Statistics and Research on Homeschooling

In numerous studies the quality of education provided at home has been found to be superior to those provided in schools.

As the evidence accumulates, homeschooling is only better established as a valid and truly effective educational option.

This page will provide some research and statistics information to support this statement.

Research in the USA

Formal research studies have been conducted by the National Home Education Research Institute (NHERI) in the USA, as well as the Home School Legal Defence Association with published reports, including:

  • "Strengths of Their Own: Home Schoolers Across America."(1997)
  • “Homeschool Report 2009 : Academic achievement and Demographics”(2009)
  • Home Educated and NowAdults: Their Community and Civic Involvement, Views About Homeschooling, and Other Traits
  • “Homeschooling grows up”
  • Research facts on homeschooling

Following summaries of the reports' most significant findings:

(note that these are only a few, for more complete info see the reports available from NHERI or HSLDA)

  • Homeschoolers are still achieving higher scores than their public school counterparts—no matter what their family background, socio-economic level, or style of homeschooling.

  • The study also found that whether or not parents were teacher-certified had no impact on these high scores.

  • Homeschool graduates are active and involved in their communities.

  • Taking all things into consideration, 59% of the subjects reported that they were “very happy” with life, with another 39% declaring that they were “pretty happy” – this implicates that nearly all home educated students are pretty content with life in general.

  • 73% of home educated students’ perspective on life in general is that life is exciting compared to less than 48% of their general US counterparts finding life exciting. More than 50% of non-homeschooled children find life boring.

  • Homeschool students are increasingly being actively recruited by colleges.

  • The home-educated are doing well, typically above average, on measures of social, emotional, and psychological development. Research measures include peer interaction, self-concept, leadership skills, family cohesion, participation in community service, and self-esteem.

  • Homeschooling gives young people an unusual chance to ask questions such as, “Who am I?” and “What do I really want?”

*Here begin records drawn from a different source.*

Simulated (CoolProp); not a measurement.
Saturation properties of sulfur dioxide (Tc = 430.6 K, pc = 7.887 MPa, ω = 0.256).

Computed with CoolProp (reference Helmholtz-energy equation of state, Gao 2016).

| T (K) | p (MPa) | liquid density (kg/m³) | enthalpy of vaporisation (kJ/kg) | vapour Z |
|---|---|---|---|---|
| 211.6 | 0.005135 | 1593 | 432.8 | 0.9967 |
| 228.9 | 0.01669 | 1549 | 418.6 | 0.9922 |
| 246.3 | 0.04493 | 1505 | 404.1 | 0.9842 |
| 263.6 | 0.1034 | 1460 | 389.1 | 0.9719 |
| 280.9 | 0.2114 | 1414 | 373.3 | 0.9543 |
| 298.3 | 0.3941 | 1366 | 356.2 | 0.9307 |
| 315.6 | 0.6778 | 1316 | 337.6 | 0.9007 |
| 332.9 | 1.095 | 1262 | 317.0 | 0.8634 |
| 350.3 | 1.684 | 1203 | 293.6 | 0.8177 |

Other interesting findings:

  • The vast majority of the parents of homeschoolers are married.

  • The families had an average of 3.5 children compared to the general population’s average of 2.0 children.

  • The homeschooling parents’ formal education level was above average (but the homeschooled students whose parents did not have college degrees still performed at the 83rd percentile).

Research in South Africa

In South Africa, Ms. Dierdre Bester has done research at the University of South Africa (UNISA) with the following summaries:

Children who receive home education perform much better in academics than their school counterparts and they are very well adapted socially.

Home educated children have

  • a greater sense of responsibility,
  • a positive self-image,
  • improved self confidence,
  • a positive outlook on life,
  • better time management skills,
  • own opinion formation and better decision making ability,
  • the ability to define and pursue own goals, and
  • an independent work attitude.

Bester also stated that one must never assume that positive socialization happens in schools – in fact quite the opposite can be true.

Homeschoolers can usually relate better than average both horizontally and vertically, take leadership positions often, has positive role models, have the tendency to build quality friendships and their self image is not dependent on group pressure.